UNITE: Harlem Children’s Zone
Two girls from the youth basketball team talk about growing and learning together.
Interview: Elle Clay
Photos: Jalan and Jibril Durimel
The UNITE stories go deeper on Jordan Brand’s new film series celebrating the power of basketball culture. UNITE is a rallying cry for inspiring and empowering the next generation to never fly alone.
The Harlem Children’s Zone (HCZ) organization was founded almost 50 years ago to provide comprehensive, long term community healing and support for Harlem and New York City families. The organization currently serves more than 14,000 youth, with programs that help from birth all the way through college.
Since 2017, Jordan Brand’s WINGS program has supported HCZ through grants focused on helping students prepare for college, access to WINGS design, scholarship and internship programs and product donations. Part of HCZ’s emphasis on education includes sports programs like basketball, which teach valuable lessons not always learned in the classroom.
Sixth-graders Mane and Storm play basketball at HCZ’s Promise Academy II middle school. Thanks to HCZ’s attentive teaching and coaching, Mane and Storm say that they’ve improved as players and gained team-building skills.
“When they started a girls team in third grade, we would do these activities and just bond together,” Mane says. “When we’re in the gym, we’re peaceful, we’re calm, and we just come together.” Storm adds: “When we’re practicing, we don’t always get stuff right away. It’s important to collaborate, because we don’t always know what to do, but we can learn together.”
Playing together has also taught the girls about the value of having each other’s backs. “When somebody goes down, that doesn’t mean all of us have to go down,” Mane explains. “That means all of us have to help lift that one person up as a team.”

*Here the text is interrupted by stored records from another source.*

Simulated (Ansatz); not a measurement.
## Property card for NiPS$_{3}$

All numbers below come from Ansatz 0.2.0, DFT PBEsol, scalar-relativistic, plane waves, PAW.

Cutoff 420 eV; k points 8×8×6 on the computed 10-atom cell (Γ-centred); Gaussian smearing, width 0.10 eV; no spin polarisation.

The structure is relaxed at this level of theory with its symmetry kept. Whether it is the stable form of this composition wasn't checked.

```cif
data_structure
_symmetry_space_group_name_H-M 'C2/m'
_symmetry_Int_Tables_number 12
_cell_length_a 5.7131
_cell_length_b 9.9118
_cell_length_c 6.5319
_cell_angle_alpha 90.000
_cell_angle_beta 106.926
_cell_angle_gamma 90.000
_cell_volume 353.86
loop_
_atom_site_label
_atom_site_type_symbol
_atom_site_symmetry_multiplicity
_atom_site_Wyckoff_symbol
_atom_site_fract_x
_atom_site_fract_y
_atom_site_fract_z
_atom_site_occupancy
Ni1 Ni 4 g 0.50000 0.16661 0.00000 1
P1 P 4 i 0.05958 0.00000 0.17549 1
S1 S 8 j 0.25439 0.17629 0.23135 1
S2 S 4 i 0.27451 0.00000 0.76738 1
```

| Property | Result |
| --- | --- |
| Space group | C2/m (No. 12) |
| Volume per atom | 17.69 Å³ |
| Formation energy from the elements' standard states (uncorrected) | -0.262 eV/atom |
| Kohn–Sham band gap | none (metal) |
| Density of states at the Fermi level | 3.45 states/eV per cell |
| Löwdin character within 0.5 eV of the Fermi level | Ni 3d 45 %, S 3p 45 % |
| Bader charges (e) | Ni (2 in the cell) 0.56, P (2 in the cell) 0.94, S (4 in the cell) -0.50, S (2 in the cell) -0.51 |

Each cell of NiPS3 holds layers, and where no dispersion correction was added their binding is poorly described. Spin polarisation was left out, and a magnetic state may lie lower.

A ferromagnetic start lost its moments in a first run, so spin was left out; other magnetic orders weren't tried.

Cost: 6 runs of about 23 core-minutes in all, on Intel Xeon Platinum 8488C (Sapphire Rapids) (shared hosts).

Jordan Brand and HCZ hope that these experiences will impact Mane, Storm, their teammates and other young girls for years to come. “Some people say that girls can’t shoot or throw,” says Storm. “Not only are boys entitled to this, but girls are, too. It helps bring the community together to accept the fact that girls also want to do sports.”
Mane continues: “This is important, because a lot of kids don’t have an education or the other materials that some people have. It means a lot for us to have this opportunity.”